At some point this should be a TechCom-RFC, but at the moment it's still in the drafting stage.
Problem
MediaWiki claims to support five databases: MySQL/MariaDB, SQLite, PostgreSQL ("PG"), Microsoft SQL Server ("MSSQL"), and Oracle Database. For normal runtime-type queries, we have abstractions that make these all mostly work pretty well.
But at the DDL level it's a completely different story. One major piece of (and source of) technical debt is the fact that MediaWiki does not have a database schema, it has four. And most schema changes have to be written five times, one for each supported database. In practice, this means schema changes for the less-supported databases are often omitted, or when not omitted are often merged without being tested.
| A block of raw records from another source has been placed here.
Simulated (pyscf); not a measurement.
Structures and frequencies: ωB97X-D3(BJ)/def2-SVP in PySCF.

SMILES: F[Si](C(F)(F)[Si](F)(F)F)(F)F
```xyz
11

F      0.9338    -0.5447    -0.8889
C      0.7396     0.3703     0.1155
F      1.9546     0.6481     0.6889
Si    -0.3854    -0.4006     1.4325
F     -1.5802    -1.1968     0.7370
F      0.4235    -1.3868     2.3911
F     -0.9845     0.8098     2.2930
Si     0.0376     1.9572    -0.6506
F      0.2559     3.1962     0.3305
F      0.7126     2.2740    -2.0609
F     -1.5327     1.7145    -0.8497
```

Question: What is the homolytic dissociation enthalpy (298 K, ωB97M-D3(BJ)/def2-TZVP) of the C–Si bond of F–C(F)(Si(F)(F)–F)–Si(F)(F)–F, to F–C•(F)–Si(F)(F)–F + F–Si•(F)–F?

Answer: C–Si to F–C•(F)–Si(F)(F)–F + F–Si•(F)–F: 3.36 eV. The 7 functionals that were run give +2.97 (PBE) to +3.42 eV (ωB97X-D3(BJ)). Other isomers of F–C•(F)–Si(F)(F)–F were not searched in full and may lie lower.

We can improve the situation by abstracting the schema and schema change definitions, with code per database to translate that into the actual DDL statements.
Approved solution
Create a PHP interface (or base class) for schemas and schema changes. We implement this in top of Doctrine DBAL. Schemas and schema changes will be defined in JSON files conforming to https://www.mediawiki.org/wiki/User:Anomie/Abstract_schema, which will be read into Schema or SchemaDiff objects. DBAL will then take care of generating SQL for any supported RDBMS.
In addition, database support (in the form of a subclass of the Database base class) should be made pluggable. Extensions that want to provide support for a database backend would provide a Database subclass as well as a suitable implementation of the schema and schema change interface. This would be trivial for any database that is supported by DBAL.
Notes:
- This means we drop support for MSSQL and Oracle RDBMS from MediaWiki core, since DBAL support for them is insufficient and/or the schema for these databases has diverged from the main line schema. WMF will not continue support for these database backends. Volunteers have shown interest in bringing back support for these backends in form of extensions.
- For schema definitions, we go with JSON for now. But the we may want to switch to YAML later, for easier editing. JSON and YAML can easily be converted into one another.
- If someone wants to introduce a schema change, there should be a new deployable file which can contain several schema changes. Existing schema change (json) files should not be changed to perform additional changes.
Old proposals
Proposal #1
We should write a schema and schema change abstraction layer to integrate with MediaWiki's existing runtime database abstraction. Details are on-wiki at https://www.mediawiki.org/wiki/User:Anomie/Abstract_schema and https://www.mediawiki.org/wiki/User:Anomie/Abstract_schema/DB_Requirements, but in short:
- We would have one schema, expressed as a structure in a JSON file. We would have one definition of each schema change, expressed as a structure in a JSON file.
- Database-specific classes would exist to turn the schema or schema-change into SQL statements, much as we have database-specific subclasses of Wikimedia\Rdbms\Database.
- We'd also tighten up some of the other database-level things: limited identifier lengths, index name uniqueness, data type consistency, charset consistency, etc.
The reason we didn't go with this:
- It's lots of work to write a schema and schema change abstraction from scratch.
Proposal #2
Try to integrate Doctrine Migrations for schema creation and updates.
Pros (compared to Proposal #1):
- We wouldn't have to implement all the database-specific logic ourself.
- Probably a larger community fixing any bugs that exist.
- Familiar system for (some subset of) PHP developers, simplifying onboarding of devs.
The reasons we didn't go with this:
- We'd have to have code to translate MediaWiki's DB connection info to Doctrine's format, and otherwise translate between Doctrine conventions and MediaWiki conventions.
- We may have to custom-implement a "mwtimestamp" type, or else standardize all DBs on using 14-byte strings.
- We may still have to work around issues like MSSQL's different treatment of NULLs in unique indexes.